Flashcards optimize for recall. Exams demand reconstruction.

The moment that inspired Sandbox was this: If you can’t draw it and teach it without notes, you don’t fully understand it.

In a world where AI can instantly give answers, the real differentiator is the ability to explain your thinking. We didn’t want another tool that generates solutions - we wanted a tool that evaluates understanding. Sandbox was built to turn students from answer-consumers into idea-builders.

What it does

Sandbox is an AI-powered teach-back workspace designed to help students learn by explaining ideas visually and verbally. Instead of asking, “What’s the answer?”, Sandbox asks, “Can you reconstruct the idea?” The core belief is that true understanding comes from being able to teach a concept - not just recall it.
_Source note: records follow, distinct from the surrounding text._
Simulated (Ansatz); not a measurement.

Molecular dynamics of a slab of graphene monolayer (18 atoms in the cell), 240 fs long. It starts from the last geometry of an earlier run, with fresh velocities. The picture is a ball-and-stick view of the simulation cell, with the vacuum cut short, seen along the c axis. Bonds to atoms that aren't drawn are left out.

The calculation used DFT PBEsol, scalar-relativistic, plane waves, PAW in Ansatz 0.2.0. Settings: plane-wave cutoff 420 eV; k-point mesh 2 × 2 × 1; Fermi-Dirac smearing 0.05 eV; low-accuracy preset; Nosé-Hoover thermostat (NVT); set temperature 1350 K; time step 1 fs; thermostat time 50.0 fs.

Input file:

The user flow begins with signing in through Supabase authentication and organizing content into folders by subject or topic. Students upload dense material such as PDFs, lecture slides, or notes. When they start a learning session, they ask a question based on their uploaded content and then record themselves drawing and explaining their reasoning.

Rather than returning a solution, Sandbox evaluates the student’s explanation. It analyzes conceptual coverage, structural clarity, logical flow, missing components, and potential misconceptions. The goal is not to check whether the answer is correct, but to measure how deeply the student understands the system.

We model understanding as something more nuanced than binary accuracy. Instead of grading correctness, Sandbox evaluates understanding as a function of coverage, structure, causal reasoning, and conceptual connections:

U = f(coverage, structure, causal reasoning, connections)

Sandbox gives feedback on how well a student rebuilt the system from memory - not whether they memorized it.

How we built it

We architected Sandbox as a full-stack, AI-powered system centered around grounded document understanding and multimodal evaluation. The system is designed to tightly integrate structured content ingestion, semantic retrieval, and real-time teach-back analysis into a single cohesive learning workflow. Rather than building a simple Q&A interface, we engineered a pipeline that transforms static documents into structured, retrievable knowledge representations that power evaluation of student reasoning.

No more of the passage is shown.